Subparagraph f of the first subparagraph does not apply to data processing carried out by public authorities in connection with their duties.

According to paragraph 2 of the article, Member States may maintain or introduce more detailed provisions to adapt the application of the rules laid down in this Regulation to the processing carried out to comply with points (c) and (e) of paragraph 1 by specifying more precisely the specific requirements for data processing and other measures that ensure the legal and appropriate processing of data, inter alia in other special processing situations as stipulated in Chapter IX.

According to paragraph 3 of the article, the basis of the processing referred to in points c and e of paragraph 1 above must be determined either
a) in Union law; or
b) in the legislation of the Member State applicable to the data controller.

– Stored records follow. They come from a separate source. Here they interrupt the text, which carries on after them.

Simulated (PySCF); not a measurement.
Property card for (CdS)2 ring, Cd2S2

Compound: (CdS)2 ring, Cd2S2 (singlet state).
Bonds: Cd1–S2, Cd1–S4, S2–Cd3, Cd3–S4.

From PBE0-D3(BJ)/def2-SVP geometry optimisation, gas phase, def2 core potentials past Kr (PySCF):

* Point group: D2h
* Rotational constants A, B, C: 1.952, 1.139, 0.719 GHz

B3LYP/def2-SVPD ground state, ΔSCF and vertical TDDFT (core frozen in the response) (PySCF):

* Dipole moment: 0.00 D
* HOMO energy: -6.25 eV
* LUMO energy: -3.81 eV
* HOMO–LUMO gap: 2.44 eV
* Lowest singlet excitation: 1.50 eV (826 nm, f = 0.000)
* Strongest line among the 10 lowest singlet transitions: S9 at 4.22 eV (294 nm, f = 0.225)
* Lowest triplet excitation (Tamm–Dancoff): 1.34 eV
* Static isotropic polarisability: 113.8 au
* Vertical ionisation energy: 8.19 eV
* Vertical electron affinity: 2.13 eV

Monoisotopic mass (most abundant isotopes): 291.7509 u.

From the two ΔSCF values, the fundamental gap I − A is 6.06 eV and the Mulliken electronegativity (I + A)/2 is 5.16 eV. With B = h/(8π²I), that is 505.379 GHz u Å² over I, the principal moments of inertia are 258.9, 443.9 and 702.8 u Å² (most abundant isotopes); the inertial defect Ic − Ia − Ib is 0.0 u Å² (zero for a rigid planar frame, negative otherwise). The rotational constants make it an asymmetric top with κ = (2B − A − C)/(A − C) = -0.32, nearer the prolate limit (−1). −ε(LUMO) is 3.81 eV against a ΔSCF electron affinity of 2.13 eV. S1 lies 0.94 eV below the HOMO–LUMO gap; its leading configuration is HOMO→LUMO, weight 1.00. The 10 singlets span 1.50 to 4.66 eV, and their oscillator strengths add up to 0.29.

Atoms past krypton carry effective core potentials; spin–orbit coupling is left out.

The purpose of the processing is defined in the relevant legal basis for the processing or, in the processing referred to in point 1, point e, it must be necessary for the performance of a task in the public interest or for the exercise of a public authority vested in the controller. The legal basis for the processing in question may contain special provisions that adjust the application of the rules of this regulation, including: general conditions regarding the legality of the data processing performed by the data controller; the type of data processed; relevant data subjects, entities to which and purposes for which personal data may be disclosed; purpose-relatedness; retention periods; and processing actions and procedures, including measures intended to ensure legal and appropriate data processing, such as measures for other special data processing situations presented in Chapter IX. Union law or Member State legislation must fulfill an objective in the public interest and be proportionate to the legitimate aim it pursues.

Article 10 of the General Data Protection Regulation provides for the processing of personal data related to criminal convictions and violations. According to the article, the processing of personal data related to criminal convictions and violations or related security measures, on the basis of Article 6 paragraph 1, is carried out only under the supervision of an authority or when it is permitted by Union law or the legislation of a Member State, which provides for appropriate safeguards to protect the rights and freedoms of the data subject. A comprehensive criminal record is only kept under the supervision of a public authority.

According to Article 58(2) of the General Data Protection Regulation, each supervisory authority has, among other things, the authority to:
b) issue a notice to the controller or personal data processor if the processing operations have been in violation of this regulation; d) order the controller or personal data processor to bring the processing activities into compliance with the provisions of this regulation, if necessary in a certain way and within a certain deadline.

According to Section 6, Subsection 1, Clauses 1, 2 and 7 of the Data Protection Act, Article 9, Clause 1 of the Data Protection Regulation does not apply:
1) information obtained in the course of the insurance business, processed by the insurance institution, about the state of health, illness, or disability of the insured and the claimant, or about the treatment measures applied to him or comparable actions, which are necessary to clarify the liability of the insurance institution;
2) for the processing of data, which is stipulated by law or which directly results from the task prescribed by law for the controller;
7) for data processing for scientific or historical research or statistics.

According to Section 7, subsection 1 of the Data Protection Act, personal data related to criminal convictions and violations referred to in Article 10 of the Data Protection Regulation or related security measures may be processed if: 1) the processing is necessary for the investigation, preparation, presentation, defense or settlement of a legal claim; or 2) the data is processed for the purpose stipulated in section 6 subsection 1, section 1, 2 or 7.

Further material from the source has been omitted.